John Dilg: Leaving the New World
Galerie Eva Presenhuber is delighted to announce the second solo exhibition by the American artist John Dilg.
John Dilg’s new old-school paintings in his exhibition Leaving the New World navigate taxonomies of painted forms derived from found images and his memory of the American landscape. These paintings variously depict trees, tree stumps, fractal regrowth, steep-faced mountains, lakes, waterfalls, moons, and a tornado. These images collectively suggest a place that absorbs time and its changes with a calm, sentient alertness. While they reference the landscape through their image forms, they also reveal painting as landscape through their process, as the thin canvas with its visible weave becomes the terrain in which paint is affixed. The gentle chroma—from earth and cedar to pale viridian and steely gray—is carefully applied with an open surface dry-brush scumble. These paintings emit an internal glow, fluidly transporting us to vast realms, temporal and atemporal, and propelling a psychological journey through archetypal associations. Dilg’s paintings seduce the viewer with their formal specificity and craft and the varied art references they conjure. Memory provides the forms and compositional relationships. All the paintings look back at the viewer, quietly confident of their own vitality. He confines himself to a narrow range of tones and temperatures, with the subtlety seen in the paintings of Morandi, Klee, Pissarro, and Vuillard.
These works unavoidably speak to the ecological challenges to earth and climate change in particular. They evince survival, even as human activity seems relentlessly determined to destroy the future. In a way Dilg expresses a sublime tempered by stoic resignation, the viewpoint of an Old World romantic artist but in 2022, after two centuries of America’s despoliation of its wilderness heritage and its recent quixotic efforts to reach the stars. With their melancholic loss of arcadia and calm rejection of the illusion of America’s manifest destiny, his paintings find their home in the sublime of wonder and danger, such as is found in Caspar David Friedrich, a perspective that places civilization’s inevitable follies within the awesome scale of nature. Dilg’s particular fusion of romanticism and modernism evokes a space age Gothic, making visible both the vitality and fragility of the planet.
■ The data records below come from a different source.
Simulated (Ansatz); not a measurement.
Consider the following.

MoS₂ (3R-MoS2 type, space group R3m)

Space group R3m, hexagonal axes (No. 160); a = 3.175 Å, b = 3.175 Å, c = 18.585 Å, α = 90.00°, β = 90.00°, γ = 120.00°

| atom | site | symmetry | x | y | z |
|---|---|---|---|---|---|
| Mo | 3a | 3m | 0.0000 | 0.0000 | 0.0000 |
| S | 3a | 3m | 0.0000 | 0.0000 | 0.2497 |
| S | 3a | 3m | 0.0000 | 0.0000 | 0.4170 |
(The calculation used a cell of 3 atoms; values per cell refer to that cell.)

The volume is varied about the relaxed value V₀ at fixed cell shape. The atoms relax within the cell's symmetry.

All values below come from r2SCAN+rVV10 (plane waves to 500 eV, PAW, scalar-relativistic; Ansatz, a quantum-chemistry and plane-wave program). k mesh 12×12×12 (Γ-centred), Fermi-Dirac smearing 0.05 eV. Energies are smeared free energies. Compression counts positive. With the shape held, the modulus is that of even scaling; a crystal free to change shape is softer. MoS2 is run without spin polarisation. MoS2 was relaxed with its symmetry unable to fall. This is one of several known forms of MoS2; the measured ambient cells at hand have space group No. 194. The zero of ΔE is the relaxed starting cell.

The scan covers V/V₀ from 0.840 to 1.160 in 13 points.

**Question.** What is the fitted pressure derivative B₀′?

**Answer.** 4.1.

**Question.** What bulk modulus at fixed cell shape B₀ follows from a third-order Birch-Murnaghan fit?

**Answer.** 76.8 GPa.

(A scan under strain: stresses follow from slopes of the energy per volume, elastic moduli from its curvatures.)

Dilg hints at prognostication through the stars, whose light we experience eons after its emission. These paintings don’t explain what is being foretold, whether the future of a planet or the life of the universe or even something personal. Dilg’s own five-decade quest is revealed now in these inspired, enlightened paintings that just now reach our eyes.
Franklin Evans
John Dilg was born in 1945 in Evanston, IL, US, and received a BFA from the Rhode Island School of Design, Providence, RI, US. He is the recipient of a Fulbright Grant to India, a National Endowment for the Arts Fellowship, and three residencies at the YADDO Foundation, Saratoga Springs, NY, US. Dilg’s work is represented in the public collections of institutions including the Arkansas Arts Center, Little Rock, AR, US; the Figge Museum of Art, Davenport, IA, US; the Museum of Contemporary Art Chicago, Chicago, IL, US; and Museu d’Art Contemporani Vicente Aguilera Cerni, Villafamés, ES.